Base Non-binary node functionality¶
Optional: Create a (conda) environment and activate it, install the package
conda create -y -n conda_nbnode python=3.8
conda activate conda_nbnode
git clone https://github.com/ggrlab/nbnode
cd nbnode
pip install --upgrade pip
pip install .
Base-functionality of the package is to enable non-binary trees. The following creates a tree with a root node a and three children a0, a1 and a2. a1 is the only child with another child a1a.
a
├── a0
├── a1
│ └── a1a
└── a2
A basic non-binary node (NBNode) consists of four important attributes:
- ``name`` The name of the node. This is the only mandatory attribute.
- ``parent`` The parent node of this node.
- ``decision_name`` The name of the value leading to this node.
- ``decision_value`` The value leading to this node.
The name of the node must only be unique within all childs of the parent node. The decision_name and decision_value are the named values leading to this node. Note that decision_name must be a string, but decision_value can be anything, including strings, integers, floats, etc.
To build the tree above, we can use the following code:
[45]:
from nbnode.nbnode import NBNode
simple_tree = NBNode("a")
NBNode("a0", parent=simple_tree, decision_value=-1, decision_name="m1")
a1 = NBNode("a1", parent=simple_tree, decision_value=1, decision_name="m1")
NBNode("a2", parent=simple_tree, decision_value="another", decision_name="m3")
NBNode("a1a", parent=a1, decision_value="test", decision_name="m2")
[45]:
NBNode('/a/a1/a1a', counter=0, decision_name='m2', decision_value='test')
We can check if the previous tree was built correctly:
[46]:
simple_tree.pretty_print()
a (counter:0)
├── a0 (counter:0)
├── a1 (counter:0)
│ └── a1a (counter:0)
└── a2 (counter:0)
And we can show additional information about each node of the tree:
[53]:
simple_tree.pretty_print("__long__")
a (counter:0, decision_name:None, decision_value:None)
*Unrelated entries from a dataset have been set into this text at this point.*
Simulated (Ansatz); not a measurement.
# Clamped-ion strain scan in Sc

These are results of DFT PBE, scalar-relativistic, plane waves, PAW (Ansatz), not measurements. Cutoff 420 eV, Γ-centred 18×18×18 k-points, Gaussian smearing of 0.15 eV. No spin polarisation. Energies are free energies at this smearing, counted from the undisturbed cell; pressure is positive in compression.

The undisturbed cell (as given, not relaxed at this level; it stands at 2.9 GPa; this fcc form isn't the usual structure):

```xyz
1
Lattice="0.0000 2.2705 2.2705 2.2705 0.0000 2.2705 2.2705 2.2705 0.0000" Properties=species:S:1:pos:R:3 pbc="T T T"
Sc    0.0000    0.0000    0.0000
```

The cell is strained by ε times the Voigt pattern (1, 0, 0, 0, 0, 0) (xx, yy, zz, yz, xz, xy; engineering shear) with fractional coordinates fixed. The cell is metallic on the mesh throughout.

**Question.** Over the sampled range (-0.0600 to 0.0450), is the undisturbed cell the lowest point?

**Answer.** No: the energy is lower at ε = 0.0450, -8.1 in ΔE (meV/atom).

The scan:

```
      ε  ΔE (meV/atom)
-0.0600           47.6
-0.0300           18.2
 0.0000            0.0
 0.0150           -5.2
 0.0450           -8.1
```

├── a0 (counter:0, decision_name:m1, decision_value:-1)
├── a1 (counter:0, decision_name:m1, decision_value:1)
│ └── a1a (counter:0, decision_name:m2, decision_value:test)
└── a2 (counter:0, decision_name:m3, decision_value:another)
[ ]:
# Alternatively, we prepared the tree already for you:
import nbnode.nbnode_trees as nbtree
simple_tree = nbtree.tree_simple()
simple_tree.pretty_print("__long__")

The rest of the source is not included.